And would this silt deposition actually occur at a rate that would fully counteract sea level rise, just as the huge rise in sea levels at the end of the last ice age did not mean that the delta disappeared?

If so, the danger to New Orleans would be entirely avoidable by changes in local land use.

Perhaps the fundamental issue is that river deltas tend to be dynamic, with the watercourse continually changing, which isn't really compatible with a city in a fixed location. (Hence the damaging attempts at stopping this.)

2 comments

Hmmm... On the one hand, yes, silt deposition would tend to expand the delta and that's what you saw over the last 5,000 years up until the 1930's. And yes, it was work done by the Corps of Engineers to fix the course of the Mississippi River that broke this system. That plus logging, oil and gas extraction, and tons of other "local land use" things then led to sinking ground levels. As the article mentions, the governor cancelled a(n expensive) effort that would have resulted in more silt deposition ... in the general area that most experts think would have helped.

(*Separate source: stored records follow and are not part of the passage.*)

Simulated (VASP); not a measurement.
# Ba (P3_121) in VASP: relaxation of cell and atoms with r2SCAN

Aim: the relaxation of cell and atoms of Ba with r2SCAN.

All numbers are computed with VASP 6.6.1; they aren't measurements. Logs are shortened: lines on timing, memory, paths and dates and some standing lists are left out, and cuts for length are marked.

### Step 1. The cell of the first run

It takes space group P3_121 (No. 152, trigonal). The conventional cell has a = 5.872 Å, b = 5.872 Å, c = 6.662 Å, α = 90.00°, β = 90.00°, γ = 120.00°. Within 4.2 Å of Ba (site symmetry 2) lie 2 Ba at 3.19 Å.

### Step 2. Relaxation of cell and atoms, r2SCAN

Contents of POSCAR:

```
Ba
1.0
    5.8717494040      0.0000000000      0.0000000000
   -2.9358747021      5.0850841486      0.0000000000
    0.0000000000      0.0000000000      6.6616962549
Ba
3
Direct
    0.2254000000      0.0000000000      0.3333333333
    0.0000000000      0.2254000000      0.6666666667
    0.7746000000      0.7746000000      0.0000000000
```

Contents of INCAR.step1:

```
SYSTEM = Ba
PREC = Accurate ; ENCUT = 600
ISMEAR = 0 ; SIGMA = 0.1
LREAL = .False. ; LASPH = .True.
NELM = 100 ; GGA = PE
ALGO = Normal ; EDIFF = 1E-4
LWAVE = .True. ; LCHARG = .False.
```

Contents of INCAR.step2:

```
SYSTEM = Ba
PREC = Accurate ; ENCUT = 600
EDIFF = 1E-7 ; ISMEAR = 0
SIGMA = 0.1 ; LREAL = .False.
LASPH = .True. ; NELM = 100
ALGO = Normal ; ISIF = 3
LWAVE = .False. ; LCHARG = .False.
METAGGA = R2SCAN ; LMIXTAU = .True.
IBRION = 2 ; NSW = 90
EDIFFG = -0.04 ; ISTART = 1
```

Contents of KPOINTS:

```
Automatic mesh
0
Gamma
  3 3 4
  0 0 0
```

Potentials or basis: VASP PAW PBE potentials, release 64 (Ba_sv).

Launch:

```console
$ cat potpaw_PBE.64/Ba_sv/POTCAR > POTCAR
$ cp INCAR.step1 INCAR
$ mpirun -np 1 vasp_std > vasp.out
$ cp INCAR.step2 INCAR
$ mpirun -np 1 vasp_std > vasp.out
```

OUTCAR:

On the other hand, the silt wasn't ever being deposited in large quantities in New Orleans itself, but more in other places. The delta is huge. New Orleans is famously below sea level and always has been. There's always been hurricanes. It's always been dangerous to live there and I'm not sure you can blame the dynamic nature of the river.

It isn’t expansion that it would do it is a return to wandering. When a river wanders, typically people die. It is not a good thing to be near a wandering river.
The river water picks up silt as it flows to the sea. The silt has to go somewhere. That's why the delta exists, and grows, absent other effects.

The river wandering is part of this. Since the silt can only be deposited where the water goes, for the delta to grow (or just maintain itself) the river has to go here and there all over it.

And yes, people die when this happens. But if you stop the river wandering, the silt isn't going to be deposited so as to maintain the delta.

Maybe it's not a good location for permanent human settlement.